I think it is important in that context, however, to discuss what a Greens government would actually do to this country—and we already have evidence. As a result of the Greens, we have the world's only economy-wide carbon tax and the government is going to waste $10 billion on the Clean Energy Finance Corporation. We have an unfunded dental scheme celebrated by the Greens, yet another example of a multibillion-dollar announcement from Labor-Greens, without having any idea of where the money will come from.

That is why today's motion is so important and why the coalition questions Treasury's decision to refuse the member for Mayo's freedom of information request about Greens policy costings because they contained material prepared to inform deliberations of government. We are not talking about cabinet minutes; we are talking about policy and costing proposals from the Australian Greens, policies which form a direct part of many of the government's most disastrous policies. We know that the Greens pretend to be advocates for transparency; they often demand 'more transparent, accountable democracy'.

The Labor Party has trashed the system of producing regulatory impact statements, which are supposed to follow Office of Best Practice Regulation guidelines. The Productivity Commission's interim report has exposed this Labor-Greens government's trashing of accountable and transparency government. We saw this—as Henry Ergas discussed in the Australian today—during the passage of the Illegal Logging Prohibition Bill through the House, when the government ignored modelling from the Centre for International Economics because it exposed the legislation for what it was: poorly designed, rushed-through legislation that would result in far more costs than benefits. As is the wont of this government, it then decided that the solution was to do new modelling and—would you believe, surprise, surprise—an RIS was produced supporting the government.

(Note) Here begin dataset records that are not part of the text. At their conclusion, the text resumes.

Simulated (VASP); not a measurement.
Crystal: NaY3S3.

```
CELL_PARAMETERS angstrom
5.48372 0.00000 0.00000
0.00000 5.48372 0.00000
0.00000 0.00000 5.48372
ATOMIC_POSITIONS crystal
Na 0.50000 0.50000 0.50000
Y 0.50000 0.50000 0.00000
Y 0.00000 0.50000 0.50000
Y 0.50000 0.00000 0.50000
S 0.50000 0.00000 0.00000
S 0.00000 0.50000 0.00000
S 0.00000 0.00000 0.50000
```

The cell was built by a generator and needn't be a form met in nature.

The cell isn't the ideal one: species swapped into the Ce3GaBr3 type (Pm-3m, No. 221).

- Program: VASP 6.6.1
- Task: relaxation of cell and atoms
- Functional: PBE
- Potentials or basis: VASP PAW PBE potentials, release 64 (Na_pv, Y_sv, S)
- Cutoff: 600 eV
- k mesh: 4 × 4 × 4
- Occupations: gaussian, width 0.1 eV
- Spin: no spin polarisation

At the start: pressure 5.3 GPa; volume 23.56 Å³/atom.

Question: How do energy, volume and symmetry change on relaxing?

Today's motion is so important because, on closer inspection of Greens policy, they believe that economic growth and trade are destroying the globe and must be stopped. On their website, the Australian Greens declare, in their own special weasel words, that they want 'an economy that meets human needs'. They declare that they would abolish the private health insurance rebate completely, increase the tax on family trusts, increase income tax, introduce a death tax and increase the company tax rate. They even want to renationalise companies which provide public services.

Australians want and deserve transparent and accountable democracy. With the current Labor-Greens government they have neither. Therefore, I strongly support today's motion and insist that Treasury do the right thing by every Australian and release the requested documents.